The DISPATCH Task-Based Code Framework
I will present an overview of the DISPATCH task-based adaptive mesh-refinement code framework, which is designed to host a wide variety of mesh- and particle-based solvers. The central idea is to partition large problems into many semi-independent computational tasks. For example, magnetohydrodynamic (MHD) tasks typically consist of small Cartesian 3-D data cubes (“patches”) evolved using Riemann solvers.
By arranging large numbers of such patches in a “volleyball” geometry — with small tilts and overlaps between neighboring cubes — one can cover spherical domains, or even curved space-time geometries such as Kerr black holes, while retaining the efficiency and simplicity of local Cartesian solvers.

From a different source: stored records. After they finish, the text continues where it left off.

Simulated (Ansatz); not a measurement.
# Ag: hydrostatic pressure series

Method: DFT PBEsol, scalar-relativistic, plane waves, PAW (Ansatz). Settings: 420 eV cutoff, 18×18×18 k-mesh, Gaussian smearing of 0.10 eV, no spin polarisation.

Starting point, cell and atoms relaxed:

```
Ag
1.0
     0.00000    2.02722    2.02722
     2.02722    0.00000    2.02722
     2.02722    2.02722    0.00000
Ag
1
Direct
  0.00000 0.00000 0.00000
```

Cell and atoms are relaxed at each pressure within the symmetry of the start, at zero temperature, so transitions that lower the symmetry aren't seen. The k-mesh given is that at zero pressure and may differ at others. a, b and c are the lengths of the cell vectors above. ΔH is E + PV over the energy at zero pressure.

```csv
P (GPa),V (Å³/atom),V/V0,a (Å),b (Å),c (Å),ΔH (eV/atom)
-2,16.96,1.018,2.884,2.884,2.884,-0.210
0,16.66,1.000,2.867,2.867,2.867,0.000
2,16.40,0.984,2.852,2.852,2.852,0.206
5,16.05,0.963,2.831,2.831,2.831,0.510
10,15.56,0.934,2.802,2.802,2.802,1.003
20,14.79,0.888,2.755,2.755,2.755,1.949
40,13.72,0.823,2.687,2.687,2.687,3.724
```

Tasks are grouped into MPI ranks, while parallel execution is handled by a lightweight task dispatcher that dynamically schedules task updates. This results in near-embarrassingly parallel execution, allowing solver implementations to remain independent of both MPI and OpenMP details. The ability to use local time stepping provides major efficiency gains in problems spanning large spatial and temporal ranges with strong local variations.
DISPATCH is currently used in applications ranging from star formation in the interstellar medium, to 3-D non-LTE stellar atmosphere modeling for the 4MOST project, to high-resolution simulations of solar and stellar convection.
I will specifically illustrate these methods in the context of the ERC/Synergy Whole Sun project, which aims to model the Sun as a coupled multi-scale physical system. The project has now reached the stage where it is possible to simulate the entire solar convection zone, including the photosphere and optionally chromospheric and coronal physics, covering the entire solar surface.
A key strategy is a “zoom-in” methodology: starting from Whole Sun snapshots, simulations can focus on specific spatial and temporal regions of interest — such as active regions — while retaining realistic initial and boundary conditions derived from the global model. Within such zoom-in regions, additional physics can be included, for example embedding particle-in-cell solvers within MHD simulations, enabling studies of non-thermal particle acceleration in realistic solar environments.
Åke Nordlund is Professor Emeritus at the Niels Bohr Institute, University of Copenhagen, where he works with colleagues and students on methods and applications in computational astrophysics and plasma physics. During his PhD he developed the MARCS stellar atmosphere code and subsequently pioneered the first realistic three-dimensional stellar atmosphere models, including detailed radiative transfer and realistic equations of state. This work evolved into the Stagger Code and later contributed to the development of the Bifrost Code for solar and stellar atmosphere modeling. His current work focuses on the DISPATCH code framework, developed in collaboration with the RoCS center in Oslo and partners in Copenhagen, Cologne, Heidelberg, Göttingen, Barcelona, and Dartmouth. DISPATCH is used to study multi-scale astrophysical plasma processes ranging from star and planet formation to detailed solar and stellar modeling.